Tuesday, November 8, 2011

On Public Memory in Time and Place

Charlene Myers and David Glassberg are in agreement when they approach their work with the understanding that popular memory has evolved into a series of sometimes conflicting beliefs that inform a community about its place in the broader world and the individual’s place within that community. This must be the result of a more educated public that no longer trusts what had been passed down from medieval power consolidators determined to impose a singular vision. Glassberg invokes Ernest Gellner, a scholarly pioneer studying what defines and confines a nation. Glassberg emphasizes these beliefs and the study of place while engaging public history and popular memory.

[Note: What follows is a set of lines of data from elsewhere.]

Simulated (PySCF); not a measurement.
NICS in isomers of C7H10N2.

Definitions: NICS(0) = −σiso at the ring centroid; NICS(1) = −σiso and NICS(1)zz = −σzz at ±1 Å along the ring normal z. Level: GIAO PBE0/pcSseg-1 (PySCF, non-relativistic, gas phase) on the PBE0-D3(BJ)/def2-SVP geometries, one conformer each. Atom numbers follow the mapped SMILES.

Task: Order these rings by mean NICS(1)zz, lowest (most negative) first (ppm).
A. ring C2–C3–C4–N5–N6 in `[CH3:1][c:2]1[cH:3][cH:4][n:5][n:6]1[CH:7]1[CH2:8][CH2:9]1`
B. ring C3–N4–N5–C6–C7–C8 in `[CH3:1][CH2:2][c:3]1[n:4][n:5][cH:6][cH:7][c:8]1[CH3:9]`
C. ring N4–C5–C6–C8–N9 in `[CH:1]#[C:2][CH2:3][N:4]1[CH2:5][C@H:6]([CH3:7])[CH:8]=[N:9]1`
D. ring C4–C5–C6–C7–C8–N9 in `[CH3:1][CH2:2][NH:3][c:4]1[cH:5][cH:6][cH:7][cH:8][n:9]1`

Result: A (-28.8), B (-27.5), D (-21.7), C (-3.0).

Myers’ Independence Hall employs this method to retell the history of a place while accounting for the community’s that was inspired by, developed around, and worked to evolve the place. But there are gambits here including the risk of making the place primary over human agency. Indeed, Myers often almost makes the building a living breathing thing by overstating the ability of an enshrined object to inspire. It can, but it is far from being a witness and further still an actor

The conflicting component of shared memory is crucial. Although Myers places equal importance on remembering and forgetting, this does not gel with modern nationalistic scholarship which identifies conflict as critical to community formation, not sacrificed for national cohesiveness. As Erika Doss indicates, during national crisis, victory, and political conflict, people are more desperate for memory and tradition. In her Memorial Mania, national conflict has played a critical role in America’s obsession for monuments. So as Susan Crane implies in her thesis, conflict is inevitable in public institutions, and as such, collective memory represents ideological evolution.